The process of buying a home can feel intimidating, whether it's your first real estate purchase or your third. The key to making it less scary is to know what's ahead and surround yourself with knowledgeable professionals who can help guide you.
Here's a step-by-step checklist for buying a house:
[Read: The Guide to Selling Your Home]
Think about the kind of house you want and the neighborhood you prefer to live in. Visit sites like Zillow, Trulia, Redfin and realtor.com to get an idea of the houses for sale that meet your criteria.
Consider doing some basic calculations to figure out the home price you could afford. Online mortgage payment calculators are a good starting point and may help adjust your expectations -- for example, if you're looking at million-dollar houses when your budget is more in line with a $250,000 house.
Gather Your Financial Information
Before you reach out to real estate agents and lenders, gather your financial information, including recent pay stubs and bank statements, so you're ready to provide details as needed. You'll also want to know your credit score and any issues affecting it, so now is a good time to get your free credit report.
Find a Real Estate Agent
Next, reach out to real estate agents and set up initial meetings or calls. It's a good idea to interview a few and select the agent who fits your personality and communication style and is knowledgeable about the area where you're looking to buy. The right agent will help educate you on the homebuying process, point out when price and expectations don't match and offer insights that you hadn't thought of before.
Treat the initial meeting or call with an agent like you're interviewing him or her for a job. "I probably have five, six Zoom calls a day from buyers that are introducing themselves to me," says Dawn McKenna, a real estate broker with Coldwell Banker Realty who helps clients buy and sell homes throughout the Chicago metro area as well as in Naples, Florida.
Get Preapproved for a Mortgage
Contact potential lenders to prequalify or get preapproved for a mortgage. This is the first opportunity to tap your real estate agent for advice and guidance on which lenders may have loan programs that will benefit you.
Rachel Street, a Realtor based in Philadelphia and host of "Philly Revival" on DIY Network, says a client's financial history and ability to get preapproved for a mortgage is often a part of the initial conversation so she knows where to begin. If credit history may be a problem, for example, she can put the client in touch with a credit repair agency.
A strong credit history and financial profile is especially important in times of economic uncertainty because lenders aren't as willing to take on borrowers with a higher risk of defaulting on the loan. While borrowers with high credit scores and a history of paying off loans on time won't have a problem getting a loan, "if you're not in that situation, you may find it harder to secure financing," says Patrick Boyaggi, co-founder and CEO of Own Up, a mortgage technology company and marketplace based in Boston.
Start Touring Homes
Your real estate agent will likely present you with listings that meet your budget and needs and also encourage you to look online for other homes you may be interested in. While most homebuyers prefer in-person tours of a property to make a decision, McKenna notes that virtual tours, Instagram Live events and enhanced photography for online viewing are growing in popularity among buyers who can't or don't want to visit in person.

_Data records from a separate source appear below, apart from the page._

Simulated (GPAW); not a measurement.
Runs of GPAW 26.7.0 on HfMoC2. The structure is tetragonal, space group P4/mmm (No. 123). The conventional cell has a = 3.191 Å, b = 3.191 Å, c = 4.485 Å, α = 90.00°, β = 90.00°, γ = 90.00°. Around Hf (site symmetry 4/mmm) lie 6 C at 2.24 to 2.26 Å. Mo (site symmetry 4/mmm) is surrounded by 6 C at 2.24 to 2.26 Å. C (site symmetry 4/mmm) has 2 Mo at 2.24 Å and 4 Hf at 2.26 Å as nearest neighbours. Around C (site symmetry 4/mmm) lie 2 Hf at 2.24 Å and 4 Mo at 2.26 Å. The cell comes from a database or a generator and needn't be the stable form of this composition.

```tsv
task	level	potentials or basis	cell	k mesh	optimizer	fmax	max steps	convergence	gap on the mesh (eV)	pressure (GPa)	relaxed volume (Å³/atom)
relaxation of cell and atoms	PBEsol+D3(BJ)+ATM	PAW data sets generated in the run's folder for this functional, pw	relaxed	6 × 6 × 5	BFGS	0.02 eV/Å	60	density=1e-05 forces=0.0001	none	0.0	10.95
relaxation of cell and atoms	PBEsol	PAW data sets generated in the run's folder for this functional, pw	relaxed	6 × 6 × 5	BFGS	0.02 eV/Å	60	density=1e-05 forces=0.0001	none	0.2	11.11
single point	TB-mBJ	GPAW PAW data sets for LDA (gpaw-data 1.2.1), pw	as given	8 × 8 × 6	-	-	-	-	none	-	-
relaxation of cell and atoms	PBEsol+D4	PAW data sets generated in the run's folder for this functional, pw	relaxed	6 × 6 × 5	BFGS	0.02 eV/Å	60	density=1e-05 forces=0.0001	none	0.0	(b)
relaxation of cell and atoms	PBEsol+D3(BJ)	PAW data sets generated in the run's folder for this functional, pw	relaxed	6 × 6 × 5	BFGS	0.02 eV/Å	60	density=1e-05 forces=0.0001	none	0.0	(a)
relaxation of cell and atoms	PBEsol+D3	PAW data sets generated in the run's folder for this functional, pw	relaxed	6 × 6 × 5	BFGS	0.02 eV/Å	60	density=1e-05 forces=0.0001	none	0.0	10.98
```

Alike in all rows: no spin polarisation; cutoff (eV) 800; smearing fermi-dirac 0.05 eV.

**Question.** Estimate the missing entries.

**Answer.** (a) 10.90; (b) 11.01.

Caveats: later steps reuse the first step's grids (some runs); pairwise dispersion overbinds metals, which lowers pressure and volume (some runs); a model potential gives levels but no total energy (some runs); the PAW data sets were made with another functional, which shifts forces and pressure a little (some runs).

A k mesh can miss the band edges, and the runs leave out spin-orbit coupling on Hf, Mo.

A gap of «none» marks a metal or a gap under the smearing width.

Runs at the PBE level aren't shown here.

Find the House You Want and Make an Offer
Once you've found the house you'd like to call home, it's time to have a conversation with your agent about making an offer. Review the sale price of similar homes in the area that sold recently to help you determine how much you feel the home is worth.
Street says she often explains the market value of a home based on data, but she stresses that buyers should factor in their own wants and needs as well. For example: "This house is priced at $600,000, but the market value of this house is probably closer to $550,000 -- where do you feel comfortable? And obviously you don't have to come in at $550,000 if you feel it's worth $600,000 to you," Street says.
Negotiate as Needed
The seller may make a counteroffer or request that you cover certain closing costs, which requires some back and forth between your agent and the agent representing the seller. During negotiations, work with your agent to find the best path forward regarding contingencies in the contract or other outlying factors that might affect the sale price, your willingness to purchase the house or your ability to close on time.
Schedule a Home Inspection
With the deal pending, it's time to get moving with the due diligence process -- part of which is the home inspection. McKenna explains that your agent should be a solid source of professional recommendations as you approach closing and should give you more than one to choose from. "From the moment something is contracted, we give (buyers) several inspectors that have provided in-depth analysis of inspections and have done a great job," she says.
Submit Your Loan Application
"As soon as you go under contract, you also want to make a formal application for the mortgage with your lender," Street says. You'll need to provide your most recent financial information, such as bank statements and pay stubs, to show you're still employed and haven't made any major purchases recently.
Tap Other Necessary Professionals
Before closing, you'll also need to pull in other professionals, including a title insurance company, real estate attorney, homeowners insurance company and maybe an architect or contractor if you're planning to renovate the house immediately.
Get an Appraisal
Your lender will typically require an appraisal of the property to ensure the determined sale price matches the market value of the property. The appraisal often figures into the total closing costs of a home.
Do a Final Walk-Through
A couple of days before closing, you'll complete a final walk-through of the property, which allows you to check and make sure it's still in good condition.
Close and Receive the Keys
Closing itself is fairly straightforward and requires signatures noting the transfer of ownership. You may sign documents in person with a representative from your title insurance company or with e-signatures if they are allowed, depending on your state.
Once you have the keys in hand, you're now the owner of a new home. Don't be concerned about navigating tricky situations you're unfamiliar with on your own -- your real estate agent will remain a valuable resource well past your purchase date. "We don't just drop people when they close," McKenna says. "We're constantly in touch with people long after."